Arrived in Miguel Hidalgo, Catemaco, Ver. 

After spending the first few days in Catemaco Salomon and I decide to retreat to a remote countryside town called Miguel Hidalgo. So we hitched a ride on the back of a truck that collects passengers, and for the next hour rode thought the mountainous jungles areas surrounding Laguna de Catemaco. Only 563 people inhabit this area with very few outsiders passing through, so for the next two weeks I'm sure I will be turning some heads.

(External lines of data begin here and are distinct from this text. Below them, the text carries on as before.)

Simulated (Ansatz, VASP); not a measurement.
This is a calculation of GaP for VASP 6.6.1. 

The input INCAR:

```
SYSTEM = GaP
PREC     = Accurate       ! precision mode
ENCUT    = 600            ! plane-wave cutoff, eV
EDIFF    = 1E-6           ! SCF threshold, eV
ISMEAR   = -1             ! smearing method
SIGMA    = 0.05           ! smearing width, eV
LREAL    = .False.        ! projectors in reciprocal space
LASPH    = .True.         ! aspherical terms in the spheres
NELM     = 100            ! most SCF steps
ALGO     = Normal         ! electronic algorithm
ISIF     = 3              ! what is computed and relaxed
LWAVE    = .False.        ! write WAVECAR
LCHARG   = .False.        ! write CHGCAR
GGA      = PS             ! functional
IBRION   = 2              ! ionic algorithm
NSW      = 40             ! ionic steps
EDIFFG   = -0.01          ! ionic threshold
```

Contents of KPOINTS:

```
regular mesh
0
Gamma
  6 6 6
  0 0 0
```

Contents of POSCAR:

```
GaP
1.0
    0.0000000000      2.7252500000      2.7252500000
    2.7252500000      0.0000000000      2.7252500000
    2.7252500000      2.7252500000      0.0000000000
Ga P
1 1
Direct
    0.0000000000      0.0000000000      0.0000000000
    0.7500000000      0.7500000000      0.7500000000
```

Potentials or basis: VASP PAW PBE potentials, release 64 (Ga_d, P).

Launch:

Sunrise in Catemaco, Mexico. 

Catemaco 6:00 AM. I am awakened by the sound of a flock of birds in the trees surrounding the bus terminal I just slept in for the past five hours. I walk out and stroll over to an angelic view of Laguna de Catemaco, and begin to photograph the world around me come to life as the sun began to rise. The morning sky garnished with the sight of flocking birds and the waters with early rising fishermen. Along side my friend and botanical colleague Salomon, I will be exploring the surrounding area for the next week hoping to come across some interesting plants. 

Heavy rains daily here...

Bananas de Mexico. 

The first banana plant in the "New World" was brought to the island of Hispaniola in the early 1500's by missionaries. Over the past 500 years they have taken hold of the land with varieties of all kinds emerging. I look forward to seeing the banana diversity here in Mexico. 

Banana Passion Fruit

While roaming through a local market, an oblong yellow fruit caught my eye. At first sight I couldn't figure out what it was, the lady selling the fruit said "maracuya" this is a passiflora? It turns out to be Passiflora mollissima, an odd shaped passionfruit species. The lady explained that the plant is growing at her home about two hours from our location. A Native of central Brazil, but can be found thought the world. The flavor of the fruit was very sweet and tangy, the seeds were hard and crunchy. Seems like a fruit that would be great for juice making. 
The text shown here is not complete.